1. bobbo says:

    I don’t know. Was that interesting???

    How much “vibration” becomes significant in any way?

    I thought it might be “air pressure variation” as the heads do float on a very thing air layer. Could be both?

    Seems to me that he could have stomped on the floor as a quick comparison/isolation of cause.

  2. sargasso says:

    Somebody, play Mozart’s Fantasia in D minor. Maybe, it just hates Metal?

  3. Special Ed says:

    The days of brown, round spinning disks are numbered as well as RAID. Look for SSD’s and nanotechnology with data being split at the bit for redundancy, security and geographic disbursement for survivability. Replication and back-up will be a thing of the past. Data is becoming too large for that non-sense. People are tired of paying hotel mini-bar prices for proprietary storage monoliths.

  4. Angel H. Wong says:

    #3 Special Ed,

    “data being split at the bit for redundancy,”
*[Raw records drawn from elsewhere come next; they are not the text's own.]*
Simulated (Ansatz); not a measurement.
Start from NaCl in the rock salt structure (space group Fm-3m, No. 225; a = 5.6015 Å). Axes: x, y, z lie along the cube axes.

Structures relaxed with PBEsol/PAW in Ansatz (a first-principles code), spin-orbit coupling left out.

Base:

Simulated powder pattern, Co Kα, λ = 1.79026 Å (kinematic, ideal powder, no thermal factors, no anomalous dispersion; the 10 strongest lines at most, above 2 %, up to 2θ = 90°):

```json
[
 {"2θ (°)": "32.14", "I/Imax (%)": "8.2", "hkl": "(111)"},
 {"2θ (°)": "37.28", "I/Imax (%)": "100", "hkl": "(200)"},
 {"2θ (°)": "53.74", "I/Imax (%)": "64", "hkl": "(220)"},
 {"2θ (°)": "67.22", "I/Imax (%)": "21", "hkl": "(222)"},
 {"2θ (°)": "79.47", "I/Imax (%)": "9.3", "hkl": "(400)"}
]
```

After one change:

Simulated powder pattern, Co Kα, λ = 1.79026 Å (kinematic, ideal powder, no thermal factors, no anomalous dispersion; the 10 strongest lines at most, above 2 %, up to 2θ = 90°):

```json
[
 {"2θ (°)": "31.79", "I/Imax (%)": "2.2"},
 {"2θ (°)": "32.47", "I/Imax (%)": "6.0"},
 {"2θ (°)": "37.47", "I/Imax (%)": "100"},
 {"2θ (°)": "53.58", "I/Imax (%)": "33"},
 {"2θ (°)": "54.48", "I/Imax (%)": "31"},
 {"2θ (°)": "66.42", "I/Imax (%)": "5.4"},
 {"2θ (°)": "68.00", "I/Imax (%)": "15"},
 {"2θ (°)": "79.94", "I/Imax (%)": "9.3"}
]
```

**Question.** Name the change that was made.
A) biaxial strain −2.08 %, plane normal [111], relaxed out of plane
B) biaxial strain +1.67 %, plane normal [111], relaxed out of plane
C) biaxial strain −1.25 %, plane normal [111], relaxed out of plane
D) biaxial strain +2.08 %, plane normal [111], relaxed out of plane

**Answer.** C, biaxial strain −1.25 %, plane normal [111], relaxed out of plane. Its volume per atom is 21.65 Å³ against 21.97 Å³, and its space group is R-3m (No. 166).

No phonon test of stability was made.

    It better be better than that crappy FAT & FAT32, one of the tables go bad and still the files are busted.

  5. Uncle Patso says:

    It’s so noisy in there it’s a wonder those disks work at all. They seriously need to look into water cooling…

  6. Special Ed says:

    #4 – No discernible data would ever reside on a single storage location. What you described would be merely a node. We could lose the entire data center and the data would still be available as long as you are an authorized user. We can control the data even if it has left the Enterprises network. We write the data in parallel so there is a performance gain as well.

  7. Unbound says:

    #3 Special Ed –

    “Backup will be a thing of the past”

    Yeah right, tell that to the people at Journalspace, a blogging site with thousands of members, that just shut down today because they lost ALL the data on their servers due to a ‘mystery glitch’. All the data gone, gone, gone. They had NO traditional backup, instead counting on ‘data replication’, which worked wonders and replicated the ‘drive erase’ process on their replicated RAID systems.

    For more info on Journalspace’s sudden and irretrievable demise, with complete data loss for all users:
    http://tinyurl.com/a973cn

    When it comes to data security, tried and true is the only intelligent way to go… that means regular backup to non-live replicated media.

  8. cluteman says:

    I wonder.. if you introduce the right type of vibrations, can you reduce latency?

  9. Sweetmusic says:

    “I wonder.. if you introduce the right type of vibrations, can you reduce latency?”

    .. sort of like noise cancellation?

  10. AdmFubar says:

    hums beach boys tunes at his disks…

  11. FRAGaLOT says:

    #5
    Using water cooling devices won’t remove the need for having noisy air conditioner. Besides water cooling is PC enthusiast/gamer thing.

    Water cooling is basically unheard of when it comes to enterprise/server/blade rack mounted hardware, where it’s so cramped you can barely fit in a heatsink as it is. They are not built like desktop PCs with PC cases with tons of empty space for dual graphics cards, and oversized HSF.

    You need cool air to keep your hardware cooled, regardless if you’re using water cooling, or conventional HSF cooling. After all even with water cooling the heat is dissipated into the air with radiators.

    The temperature of your hardware will not get any cooler than the ambient temperature in the room. Therefore you need an AC to keep the ambient air cooled, otherwise you end up recycling hot air back onto your hardware, build up more heat (like a snowball effect), and they will get warmer.

    Large hard drive arrays produce tons of heat and I don’t think they make water cooling kits for hard drives. Even if they did it wouldn’t be practical in large drive arrays. And you still need an AC unit to cool the air so the hardware keeps cool.